#Opinion

Economywatch - With Osman Kargbo & Tedla E. Khan Lessons learnt: Making SOEs work for good

Apr 9, 2024, 10:10 AM | Article By: Osman Kargbo

It is crystal clear now to all and sundry how and why state-0wned enterprises (SOEs) fail in Africa, even though they are supposed to have been preferred to private-owned enterprises.

The Gambia government has finally endorsed the privatatisation of Gamtel and the outright sale of Gamcel for obvious reasons: bad performance.

According to the minister for Communications & Digital Economy (MOCDE), Ousman O. Bah, a cabinet paper has been agreed and passed to materialise the privatisation of Gamtel and the outright sale of Gamcel.

The Minister explicitly advanced how they arrived at the decision of coming up with a cabinet paper to endorse the privatisation and sale of the two state institutions.

“My advice to the President was to prepare a cabinet paper that would inform the suggestion of the Ministry with these two institutions, which resulted in the approval of going into privatisation, so that private partner participation can inject investment, since government does not have the funds to continue to support these two institutions, which are highly in debt,” the minister was said to have told the National Assembly last week (The Point 5/04/2024).

While it is expected to be contributing to the state and national development, Gamcel is said to be wallowing in debt of over D14 million. “Thus, a company cannot continue to run in that state, and they are not contributing to the state currently,” the minister said.

Factors or reasons responsible for this setback range from outdated technology, to bloated number of staff, limited revenue generation efforts or skills, low level of service innovation, inadequate investment in technology and infrastructure upgrade.

A further World Bank-supported study for SOE Reform Project  was done on the financial and operational viability of Gamtel. This study, according to the minister, found also “Gamtel highly in debt with overpopulated staff and operational inefficiency”.

The bad performance of these state enterprises have continued to solidify the case against state-owned enterprises that they hardly prove worthwhile or beneficial to a state, hence the need or call for privatisation, which the government has been compelled to do.

While SOEs in many cases and in other parts of the world have performed well and have been highly successful contributing massively to national development, that has not been the case for Gamtel and Gamcel hence their privatisation. Even in The Gambia, there are other SOEs that are not performing badly. So why Gamtel and Gamcel?

The contributing reasons advanced by the Minister should serve as a base for drawing lessons of how to effectively manage and monitor the other SOEs  so they prove worthwhile and profitable to  the state.

According to World Bank, SOEs play a major role in many developing and emerging economies, where governments use them to achieve economic, social, and political objectives: to deliver and extend access to services, fill gaps in markets, develop key sectors or regions, and provide employment.

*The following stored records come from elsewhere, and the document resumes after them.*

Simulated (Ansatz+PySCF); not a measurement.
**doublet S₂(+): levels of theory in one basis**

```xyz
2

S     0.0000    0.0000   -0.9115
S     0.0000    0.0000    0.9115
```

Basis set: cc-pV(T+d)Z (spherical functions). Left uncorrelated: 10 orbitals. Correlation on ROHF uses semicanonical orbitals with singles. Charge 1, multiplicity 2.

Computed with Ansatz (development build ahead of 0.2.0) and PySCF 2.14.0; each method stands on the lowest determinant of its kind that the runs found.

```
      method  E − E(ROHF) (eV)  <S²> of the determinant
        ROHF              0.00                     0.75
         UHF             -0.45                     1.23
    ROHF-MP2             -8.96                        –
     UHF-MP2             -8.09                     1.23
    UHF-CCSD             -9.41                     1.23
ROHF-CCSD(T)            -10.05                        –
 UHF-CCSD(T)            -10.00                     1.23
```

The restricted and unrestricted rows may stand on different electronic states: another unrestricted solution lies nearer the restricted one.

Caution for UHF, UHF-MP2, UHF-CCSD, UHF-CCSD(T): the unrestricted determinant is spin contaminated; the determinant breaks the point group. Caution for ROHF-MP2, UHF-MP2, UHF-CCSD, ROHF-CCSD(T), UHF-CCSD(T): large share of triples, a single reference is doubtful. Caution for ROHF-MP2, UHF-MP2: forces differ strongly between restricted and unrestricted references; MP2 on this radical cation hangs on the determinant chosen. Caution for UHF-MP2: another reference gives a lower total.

“However, the mixed institutional mandates of SOEs and their political importance often pose performance and governance challenges,” the Bank states. “This can mute transparency and accountability, making oversight and regulation difficult.”

While government could always use or take as a last resort the decision to privatise or sell SOEs when they prove to be a liability, they could as well be very proactive in applying effective measures to ensure SOEs serve their purposes well.

Intrinsic  aspects surrounding SOEs that government should be mindful of are the ‘principal-agent problem’, the ‘free-rider problem’ and the ‘soft budget constraint’ problem as described by renowned economist and author Ha-Joon Chang.

While the ‘principal-agent problem’ has to do with fundamental information gap - leaving many things not properly explained, arranged, or organised - between the owners (the principal) and the workers (the managers/agents) of enterprises, the ‘free-rider problem’ has to do with the unconcerned or carefree approach by the citizens who theoretically own the public enterprises. On the other hand, the ‘soft budget constraint’ problem has to do with underperforming SOEs sipping subsidies or bailouts from government while they underperform.